3 cups pecan pieces, divided
1/4 cup sugar
1/4 cup (or 1/2 stick) butter or margarine
1 pkg. (14 oz) caramels
2/3 cup whipping cream, divided
1 pkg. (8 squares) semi-sweet baking chocolate
1/4 cup powdered sugar
1/2 tsp vanilla
Preheat oven to 350 degrees.
Place 2 cups of the pecans in food processor. Cover and process until ground – using pulsating action. Mix with sugar and butter. Press into 9 inch pie plate and bake 12 minutes or until lightly browned. Cool completely. If the crust puffs up during baking, press back down with the back of a spoon.
Melt caramels with 1/3 of the whipping cream – use either a slow-cooker or the microwave. If using a microwave, nuke on high 3 minutes or until caramels are melted. (stir after each minute – very important)

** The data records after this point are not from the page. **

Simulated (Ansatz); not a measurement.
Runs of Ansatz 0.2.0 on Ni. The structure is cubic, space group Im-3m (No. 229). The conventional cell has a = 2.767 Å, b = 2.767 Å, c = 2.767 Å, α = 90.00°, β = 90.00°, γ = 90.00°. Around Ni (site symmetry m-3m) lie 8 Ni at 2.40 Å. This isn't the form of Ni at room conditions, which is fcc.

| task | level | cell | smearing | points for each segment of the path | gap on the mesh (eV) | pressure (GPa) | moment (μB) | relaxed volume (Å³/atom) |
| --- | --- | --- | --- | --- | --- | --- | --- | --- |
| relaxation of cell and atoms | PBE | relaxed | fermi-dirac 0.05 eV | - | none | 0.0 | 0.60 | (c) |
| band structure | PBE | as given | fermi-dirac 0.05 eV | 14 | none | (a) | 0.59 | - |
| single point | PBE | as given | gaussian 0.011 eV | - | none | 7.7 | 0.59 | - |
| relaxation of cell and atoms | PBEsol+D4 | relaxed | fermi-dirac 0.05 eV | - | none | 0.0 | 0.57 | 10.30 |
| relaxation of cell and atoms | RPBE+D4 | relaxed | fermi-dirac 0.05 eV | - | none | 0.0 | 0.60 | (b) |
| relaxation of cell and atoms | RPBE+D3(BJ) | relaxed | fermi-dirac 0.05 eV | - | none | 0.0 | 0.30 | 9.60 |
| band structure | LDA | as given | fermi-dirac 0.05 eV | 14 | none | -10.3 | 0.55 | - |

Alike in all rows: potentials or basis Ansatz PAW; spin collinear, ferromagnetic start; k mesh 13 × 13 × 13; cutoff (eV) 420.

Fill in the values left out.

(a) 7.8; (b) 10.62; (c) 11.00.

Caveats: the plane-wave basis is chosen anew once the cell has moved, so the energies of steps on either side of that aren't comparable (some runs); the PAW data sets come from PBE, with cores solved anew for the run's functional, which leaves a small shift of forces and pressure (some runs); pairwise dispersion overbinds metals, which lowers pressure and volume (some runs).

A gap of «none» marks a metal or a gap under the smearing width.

Pour melted caramel mixture into the crust. Chop remaining 1 cup pecans and sprinkle over caramel.
Place chocolate, remaining whipping cream, powdered sugar and vanilla in saucepan. Cook and stir on low heat until chocolate is just melted.
Pour over pie, gently spreading to cover the top. Refrigerate for at least 2 hours.